# Graphing Histograms with # Bins (General Question)

1. Oct 1, 2013

### doubled

If you're given a set of data and asked to plot the histogram with x amount of bins. How do you determine which range each bin covers?

2. Oct 1, 2013

### Staff: Mentor

I think that depends on what you're trying to show.

Say you had data for a whole range of people from infants to centenarians.

You could bin by:
- every ten years
- every 20 years

or you could define age ranges:
- infants 0-8 years
- preteens 9-15
- teens 16-21
- yuppies 22-50,
- baby boomers 51-64
- seniors 65-80
- centenarians 81-100+

The binning choice is yours use it wisely to convey what you need to convey.

3. Oct 1, 2013

### doubled

Thanks. The width of each bin should be the same right?

4. Oct 2, 2013

### Ray Vickson

No, not necessarily. Look at the previous posting. Are the bin widths for teens the same as for yuppies or baby boomers?

5. Oct 2, 2013

### doubled

Ah I see. I see. So I guess it's a subjective thing.

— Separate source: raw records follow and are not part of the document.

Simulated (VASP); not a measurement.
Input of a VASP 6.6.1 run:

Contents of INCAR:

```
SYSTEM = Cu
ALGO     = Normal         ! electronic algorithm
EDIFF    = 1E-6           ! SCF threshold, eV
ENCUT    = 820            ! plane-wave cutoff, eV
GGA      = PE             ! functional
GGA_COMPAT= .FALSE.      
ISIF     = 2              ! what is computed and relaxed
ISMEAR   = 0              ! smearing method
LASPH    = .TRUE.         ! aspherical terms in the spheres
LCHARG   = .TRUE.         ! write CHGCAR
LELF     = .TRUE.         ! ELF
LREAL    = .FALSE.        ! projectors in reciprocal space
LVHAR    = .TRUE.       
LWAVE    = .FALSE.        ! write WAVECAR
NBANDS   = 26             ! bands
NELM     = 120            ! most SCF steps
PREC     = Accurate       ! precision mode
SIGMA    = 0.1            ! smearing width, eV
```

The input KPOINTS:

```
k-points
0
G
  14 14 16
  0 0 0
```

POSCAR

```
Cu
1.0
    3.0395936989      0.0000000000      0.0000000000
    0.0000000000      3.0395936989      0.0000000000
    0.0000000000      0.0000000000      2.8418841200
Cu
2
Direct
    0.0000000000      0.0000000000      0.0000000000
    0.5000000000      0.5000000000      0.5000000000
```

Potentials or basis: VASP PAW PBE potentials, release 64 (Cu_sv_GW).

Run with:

I was given a problem with the following 10 data ptns:
289.1 269.6 270.7 277.5 279 267.8 283.7 271 261.9 282.6

I attached this problem.

I was asked to "calculate and plot the histogram with 3 bins."
I'm not sure what they mean by calculate. Think it's just an unnecessary word in the instructions.

Anyway, I was given a template for the plot. On the x-axis the template they gave goes from 260-290 in increments of 5. So from common sense I would have my ranges as 260-270, 270-280, 290-300.

If you're given a template with the maximum and minimum values, would it set the range as the (maximum-minimum)/# of bins?